Myanmar state media has announced an inquiry into a Yangon protest crackdown, the first of two recent violent confrontations with student demonstrators, which sparked international alarm and raised fears of a return to junta-era repression.
Both protests, which demanded reforms in Myanmar's controversial education law were spearheaded by students, who have long been at the forefront of political action in the former military-run nation's turbulent history.
According to the Global New Light of Myanmar newspaper the investigation will examine whether security forces acted properly in dispersing the protesters who gathered on March 5 in Yangon.
The official statement came a day after baton-wielding police beat student activists and arrested 127 people at a second student protest site in the central town of Letpadan.
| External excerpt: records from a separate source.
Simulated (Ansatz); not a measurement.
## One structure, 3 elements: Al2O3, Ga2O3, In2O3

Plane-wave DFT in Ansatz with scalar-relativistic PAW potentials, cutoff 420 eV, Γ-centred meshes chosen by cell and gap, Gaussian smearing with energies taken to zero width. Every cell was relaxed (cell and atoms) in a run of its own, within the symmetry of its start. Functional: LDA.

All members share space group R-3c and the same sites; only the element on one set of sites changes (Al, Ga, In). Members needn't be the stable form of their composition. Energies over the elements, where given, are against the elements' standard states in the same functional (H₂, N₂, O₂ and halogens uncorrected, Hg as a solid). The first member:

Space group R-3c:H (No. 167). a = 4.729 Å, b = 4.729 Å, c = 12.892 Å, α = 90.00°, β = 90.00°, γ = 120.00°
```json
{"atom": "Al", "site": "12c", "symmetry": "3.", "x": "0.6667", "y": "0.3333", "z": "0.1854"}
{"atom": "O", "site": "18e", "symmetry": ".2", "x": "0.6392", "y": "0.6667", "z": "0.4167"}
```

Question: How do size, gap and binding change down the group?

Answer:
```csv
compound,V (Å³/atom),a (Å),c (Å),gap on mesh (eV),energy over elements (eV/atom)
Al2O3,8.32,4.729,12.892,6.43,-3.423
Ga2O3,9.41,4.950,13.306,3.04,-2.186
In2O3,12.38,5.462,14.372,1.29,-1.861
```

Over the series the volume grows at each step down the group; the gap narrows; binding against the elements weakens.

The US, European Union and Britain have all raised concerns over the arrests and the use of force to break up peaceful rallies.
In chaotic scenes yesterday, police armed with batons lashed out at students and activists in Letpadan, ending more than a week of stalemate at the protest site where some 150 demonstrators including several monks had been confined by security forces trying to prevent their planned march south to Yangon.
The crackdowns sparked outrage among rights groups and activists, who accused the government of using excessive and aggressive tactics, raising particular fears over the involvement of men in plain clothes in Yangon on March 5.
According to witnesses, the men, wearing red armbands who were thought to have been deputised civilians, were seen beating protesters alongside police.
Civilians working alongside security forces to break up protests were a feared feature of life under military rule.
State media said the inquiry into the recent violence would assess whether the authorities responsible acted in line with legal procedures, while also seeking measures to prevent such cases in the future.
It said the findings would be submitted to the president by March 31.
Myanmar's quasi-civilian government, which replaced outright military rule in 2011, has ushered in a number of major reforms that have lured foreign investment back into the nation.
But with a landmark election expected later this year, observers fear democratic reforms are stalling.
The election will be the first since the semi-civilian government took power in 2011 after 49 years of military rule.